Foreign enterprises are beginning to shift their investments into industries that require medium-level workers or higher-skilled workers as opposed to putting money into labour-intensive industries as in the past,

according to the Ministry of Labour, Invalids and Social Affairs.

growing waves of fdi investment set to pose challenges for unskilled workers hinh 0

Recent statistics released by the State Audit indicate that since the Foreign Investment Law was promulgated in 1987, the country has been able to attract more than 30,000 billion projects from 130 countries and territories globally with a total registered capital of US$362 billion, of which US$211 billion of the total was disbursed.

Therefore, FDI projects have historically represented important capital sources for economic development investment nationwide, with this flow of foreign investment also having a significant impact on market development, labour productivity, and worker income.

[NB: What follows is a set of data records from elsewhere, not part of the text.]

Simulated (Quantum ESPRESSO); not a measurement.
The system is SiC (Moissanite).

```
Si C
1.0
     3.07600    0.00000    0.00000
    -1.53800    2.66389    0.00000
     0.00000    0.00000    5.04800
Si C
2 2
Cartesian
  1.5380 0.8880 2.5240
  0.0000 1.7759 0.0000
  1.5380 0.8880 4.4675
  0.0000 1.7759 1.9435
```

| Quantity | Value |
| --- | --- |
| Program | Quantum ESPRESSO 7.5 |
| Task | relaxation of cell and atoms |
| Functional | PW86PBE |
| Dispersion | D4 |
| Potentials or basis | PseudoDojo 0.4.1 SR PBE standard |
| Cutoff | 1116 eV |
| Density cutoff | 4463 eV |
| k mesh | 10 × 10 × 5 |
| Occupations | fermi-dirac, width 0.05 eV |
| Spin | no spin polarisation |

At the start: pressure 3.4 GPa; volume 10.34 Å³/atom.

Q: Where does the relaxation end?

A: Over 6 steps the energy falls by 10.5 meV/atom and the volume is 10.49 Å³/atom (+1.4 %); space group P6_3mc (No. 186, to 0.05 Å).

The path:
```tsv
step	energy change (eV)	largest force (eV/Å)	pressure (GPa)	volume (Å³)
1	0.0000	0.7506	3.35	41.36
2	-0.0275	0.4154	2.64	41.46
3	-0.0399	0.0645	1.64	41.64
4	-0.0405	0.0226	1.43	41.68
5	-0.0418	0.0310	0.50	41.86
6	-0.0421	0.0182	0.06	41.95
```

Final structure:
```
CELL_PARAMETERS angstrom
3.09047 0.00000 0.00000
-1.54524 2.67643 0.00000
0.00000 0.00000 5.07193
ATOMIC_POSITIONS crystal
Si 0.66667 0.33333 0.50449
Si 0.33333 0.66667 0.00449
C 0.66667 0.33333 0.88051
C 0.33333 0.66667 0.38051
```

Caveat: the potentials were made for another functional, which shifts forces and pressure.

Minister of Labour, Invalids and Social Affairs Dao Ngoc Dung said that the creation of direct and indirect jobs has increased significantly, with the number of employees working in foreign-invested enterprises growing from 330,000 in 1995 to roughly 6.1 million in 2019. This represents an average growth rate of 7.72% during the 2005 to 2017 period, far higher than the labour growth rate seen in other economic sectors.

Labour productivity has been able to undergo positive changes thanks to capital being poured into the foreign invested sector. According to current prices, labour productivity of foreign direct investment (FDI) enterprises in 2017 reached a total of VND330.8 million per worker, 3.5 times higher than the national average for labour productivity, and higher than the entire business sector in general, especially in terms of non-state enterprises.

The shift in labour structure from low-skilled labour-intensive industries to highly-skilled labour-intensive industries has been growing together with attracting additional sums of foreign investment, with workers previously being concentrated in a number of labour-intensive manufacturing industries such as garments and textiles and footwear. However, the proportion of labour in a number of manufacturing industries applying high technology has been increasing rapidly, with the number of workers involved in electronics and electronic products increasing from 8.03% in 2012 to 15.7% in 2017.

Recruitment changes required

Minister Dung believes that foreign financiers are now seeking greater levels of investment efficiency, especially when putting their money into East Asia and Southeast Asia. Instead of searching for new and major markets that could be directly exploited as had previously been done in the past, multinational groups now prioritising investment in places that feature modern infrastructure facilities. Other factors that appeal to investors include an abundant supply of high-quality human resources, appropriate policy mechanisms, along with a stable political situation in order to improve production efficiency and boost competitiveness in available markets.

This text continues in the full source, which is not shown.